The Minnesota Public Utilities Commission quietly helped along Xcel Energy’s request to use ratepayer renewable energy fund dollars to retrofit a garbage processing facility to provide more trash to burn in Xcel’s Red Wing, MN, incinerator. The $2 million grant would provide just under one-third of the cost to retrofit the city’s waste processing facility, enabling it to send up to 20,000 tons of trash per year to the Xcel-owned 20-megawatt incinerator. In selecting this grant award, Xcel bumped aside several other projects that scored higher on the Renewable Development Fund objective scoring system.
To place it in a larger perspective, this incident looks to be part of a broader network of shady deals between public officials and the garbage incineration industry such when Washington and Ramsey counties recently purchased a privately-owned garbage grinding facility in Newport, Minnesota.
In 2014, Red Wing closed a city-owned incinerator due to age and poor economics. Their current waste processing facility lacks capacity to supply garbage to Xcel’s nearby incinerator.

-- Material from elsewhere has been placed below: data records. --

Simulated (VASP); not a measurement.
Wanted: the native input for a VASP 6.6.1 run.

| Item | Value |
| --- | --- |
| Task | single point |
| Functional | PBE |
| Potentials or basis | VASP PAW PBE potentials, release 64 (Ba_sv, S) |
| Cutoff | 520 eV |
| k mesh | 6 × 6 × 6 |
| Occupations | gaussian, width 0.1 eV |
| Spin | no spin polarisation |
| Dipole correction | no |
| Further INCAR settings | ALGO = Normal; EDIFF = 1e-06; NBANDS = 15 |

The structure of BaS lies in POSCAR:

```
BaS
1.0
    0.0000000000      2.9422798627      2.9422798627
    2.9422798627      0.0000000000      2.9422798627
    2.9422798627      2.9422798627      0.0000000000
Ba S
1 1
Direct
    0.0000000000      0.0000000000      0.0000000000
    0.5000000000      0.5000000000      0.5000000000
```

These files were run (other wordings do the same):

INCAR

What the Public Utilities Commission did was to approved Xcel’s request to remove 4 defunct items from the ratepayer-bankrolled “Renewable Development Fund,” substituting instead 3 projects from a “reserve list.” The retrofit that would supply Xcel’s Red Wing garbage burner was one of the three moved up. The proposed “renewable” grant would upgrade the city’s current trash processing facility, sending up to 20,000 tons per year of trash to Xcel’s own 20-megawatt garbage burner in Red Wing.
The city of Red Wing’s letter to the PUC illustrates how funding this project from a ratepayer renewable energy fund will be of financial benefit to Xcel for garbage burning:
“Lower Operational Costs for Xcel Energy.
Xcel historically receives approximately 180,000 tons of RDF [Refuse Derived Fuel] from the Newport facility [another garbage grinder], but has capacity to burn approximately 200,000 tons. The goal of the Red Wing facility is to provide the 20,000 ton capacity gap Xcel is experiencing. This would improve the economies of scale for Xcel and reduce downtime due to lack of fuel which occasionally occurs. This efficiency improvement will increase cost effectiveness for Xcel Energy, lowering operational costs for the company.”
The Renewable Development Fund originated in 1994 as a fund requiring Xcel to direct money to renewable projects as an "offset" for being able to store nuclear waste at Prairie Island.
The stated purpose of the ratepayer Renewable Development Fund is to:
Increase the market penetration of renewable electric energy resources at reasonable costs in the state;
Promote the start-up, expansion and attraction of renewable electric energy projects and companies in the state;
Stimulate renewable electric energy research and development in the state;
Develop demonstration scale renewable electric energy projects of near-commercial renewable electric generation or near-commercial electric infrastructure delivery technology that enhance the delivery of renewable electric energy within the state; and
Provide benefits to Minnesota citizens, businesses and Xcel Energy’s electric ratepayers
The original prioritization of the garbage burner on the reserve list was controversial among the funds’ advisory group. Despite the advisory group’s concern, Xcel pushed to create a Tier I & Tier II, and place the Red Wing burner in Tier I:
“The RDF grant proposal by the City of Red Wing will support the operation of our Red Wing power plant and, consequently, provide direct benefits to our ratepayers. In order to achieve these benefits sooner rather than later, we believe elevating the City’s proposal to the Tier I reserve list is warranted”
Requests for consideration were due in 2014 so the PUC has said will not take a motion to reconsider.